3.2 Discrepancies. (a) The Applicant agrees that it will promptly examine any and all instruments and documents delivered to it from time to time in connection with a Letter of Credit, and if the Applicant has any claim of non-compliance with its instructions or of discrepancies or other irregularity, the Applicant will immediately (and, in any event, within three (3) Business Days) notify the Bank thereof in writing, and the Applicant shall be deemed to have waived any claim against the Bank unless such notice is given within such time period. Without limiting the foregoing, if the Bank makes any payment or disbursement under a Letter of Credit and the Applicant does not send a notice to the Bank within three (3) Business Days of receipt of notice of such payment or disbursement objecting to such payment or disbursement and specifying in reasonable detail the discrepancy or irregularity which is the basis for such objection, then the Applicant shall be precluded from making any objection to the Bank’s honor of the presentation with respect to which such payment or disbursement was made (but shall not be precluded from asserting any objection to any different presentation under the same or a different Letter of Credit).
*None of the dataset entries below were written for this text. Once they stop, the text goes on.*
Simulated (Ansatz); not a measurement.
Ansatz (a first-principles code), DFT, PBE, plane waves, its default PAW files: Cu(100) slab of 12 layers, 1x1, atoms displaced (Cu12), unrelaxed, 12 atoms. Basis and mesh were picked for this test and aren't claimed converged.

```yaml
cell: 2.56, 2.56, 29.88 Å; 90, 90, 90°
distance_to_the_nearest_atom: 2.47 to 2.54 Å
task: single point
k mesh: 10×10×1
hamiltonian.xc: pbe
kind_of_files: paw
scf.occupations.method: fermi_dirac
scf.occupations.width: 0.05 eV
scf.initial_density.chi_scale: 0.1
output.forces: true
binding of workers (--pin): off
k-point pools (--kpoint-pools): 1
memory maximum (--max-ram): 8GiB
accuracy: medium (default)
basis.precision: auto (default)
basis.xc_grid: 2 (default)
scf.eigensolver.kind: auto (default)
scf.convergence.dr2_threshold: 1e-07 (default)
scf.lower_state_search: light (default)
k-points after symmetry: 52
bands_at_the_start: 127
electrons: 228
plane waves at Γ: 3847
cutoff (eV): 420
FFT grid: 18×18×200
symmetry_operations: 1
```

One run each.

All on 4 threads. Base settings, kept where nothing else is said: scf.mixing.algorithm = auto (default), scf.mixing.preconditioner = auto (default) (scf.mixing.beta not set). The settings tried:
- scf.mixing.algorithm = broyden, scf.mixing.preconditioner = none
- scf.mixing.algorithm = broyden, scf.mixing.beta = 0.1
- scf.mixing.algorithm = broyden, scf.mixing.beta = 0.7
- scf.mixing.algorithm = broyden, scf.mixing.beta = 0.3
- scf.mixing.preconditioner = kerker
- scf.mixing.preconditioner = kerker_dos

(b) The Applicant’s acceptance or retention of any documents presented under or in connection with a Letter of Credit (including originals or copies of documents sent directly to the Applicant) or of any property for which payment is supported by a Letter of Credit shall ratify the Bank’s honor of the documents and absolutely preclude the Applicant from raising a defense or claim with respect to the Bank’s honor of the relevant presentation.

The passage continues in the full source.